25 years ago I created a ‘Wonder Women Wall” for The Port Authority Bus Terminal in NYC made up of an installation of pastels/cutouts on canvas drawings of powerful women - women whose courage and toughness is discernible in the pursuit of their dreams; women who negotiate the daily struggles of life’s conflagrations; women who are mothers, sisters and daughters who endure the everyday grind of work, and fight for what they believe in with tenderness and tenacity. They are all flesh and blood, vulnerable Wonder Women who prevail; not immortal, but dealing with their mortality without the aid of super-human powers, lacking a sword and shield, steel wristband bracelets, and breastplates. They are the breathing, conscious descendants of the mythic phenomenal Wonder Woman - the D.C. comics Amazon warrior who has the physical prowess of the greatest male warriors - a woman who captured my imagination as a young girl when I was fighting to be seen and treated as the equal of the boys around me.
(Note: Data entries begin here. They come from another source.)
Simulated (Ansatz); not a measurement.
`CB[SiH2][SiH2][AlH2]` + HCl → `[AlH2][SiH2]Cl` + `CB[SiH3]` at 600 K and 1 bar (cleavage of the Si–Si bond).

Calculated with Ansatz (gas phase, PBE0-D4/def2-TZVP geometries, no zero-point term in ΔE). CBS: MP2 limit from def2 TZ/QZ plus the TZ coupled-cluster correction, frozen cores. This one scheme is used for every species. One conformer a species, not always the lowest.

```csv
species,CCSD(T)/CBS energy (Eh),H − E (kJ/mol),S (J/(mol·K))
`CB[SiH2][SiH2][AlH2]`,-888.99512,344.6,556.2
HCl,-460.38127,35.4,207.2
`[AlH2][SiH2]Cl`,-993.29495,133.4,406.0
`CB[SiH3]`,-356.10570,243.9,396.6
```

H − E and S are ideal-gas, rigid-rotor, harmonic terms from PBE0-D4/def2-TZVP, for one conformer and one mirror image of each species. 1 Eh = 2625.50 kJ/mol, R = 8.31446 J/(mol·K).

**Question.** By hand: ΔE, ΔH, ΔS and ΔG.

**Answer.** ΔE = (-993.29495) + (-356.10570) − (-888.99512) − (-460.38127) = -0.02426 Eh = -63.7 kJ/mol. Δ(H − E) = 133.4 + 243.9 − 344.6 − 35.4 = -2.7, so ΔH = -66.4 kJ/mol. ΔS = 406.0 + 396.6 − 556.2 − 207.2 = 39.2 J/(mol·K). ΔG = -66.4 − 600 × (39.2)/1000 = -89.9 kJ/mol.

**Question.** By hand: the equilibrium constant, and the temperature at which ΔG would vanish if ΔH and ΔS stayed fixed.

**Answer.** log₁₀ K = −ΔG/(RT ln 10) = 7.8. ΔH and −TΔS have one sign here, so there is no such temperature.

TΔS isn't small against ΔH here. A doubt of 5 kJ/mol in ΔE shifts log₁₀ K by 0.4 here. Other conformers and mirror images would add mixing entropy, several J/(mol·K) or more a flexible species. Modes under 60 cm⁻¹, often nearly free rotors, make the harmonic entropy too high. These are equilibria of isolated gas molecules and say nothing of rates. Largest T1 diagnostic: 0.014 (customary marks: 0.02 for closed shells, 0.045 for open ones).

From the DC Comic Database - some history on the origins of Diana Prince/Wonder Woman:
Diana is the daughter of Queen Hippolyta, the first child born on Paradise Island in the three thousand year history that the immortal Amazons lived there. The Amazons had been created around 1200 B.C. when the Greek goddesses drew forth the souls of all women who had been murdered by men and placed them on the island. One soul was held back from creation, the one that would be born as Diana. That soul originally belonged to the unborn daughter of the first woman murdered by a man (whom Hippolyta was the reincarnation of). In the late 20th Century, Hippolyta was instructed to mold some clay from the shores of Paradise Island into the form of a baby girl. Six members of the Greek Pantheon then bonded the soul to the clay, giving it life. Each of the six also granted Diana a gift: Demeter, great strength; Athena, wisdom and courage; Artemis, a hunter's heart and a communion with animals; Aphrodite, beauty and a loving heart; Hestia, sisterhood with fire; Hermes, speed and the power of flight. Diana grew up surrounded by a legion of sisters and mothers. When she was a young woman, the gods decreed that the Amazons must send an emissary into Man's World…Before embarking on her mission, Diana was given the Lasso of Truth, forged by Hephaestus himself. She was also given the Sandals of Hermes, which allowed her to instantly traverse great distances in seconds. Diana's mission was one of peace, but part of it initially involved defeating a mad plot by Ares to destroy the world.
Patty Jenkins the director of WONDER WOMAN charmingly recreates the idyllic Paradise Island - a peaceful enclave, where for many years the Amazons have been preparing and honing their battle skills for the return of Ares, the God of War - and the inevitable final clash between Good and Evil. We first view Diana - the future Wonder Woman - as a young mischievously headstrong child practicing in pantomime, echoing the slashing movements of swordplay, already fully confident of her own destiny.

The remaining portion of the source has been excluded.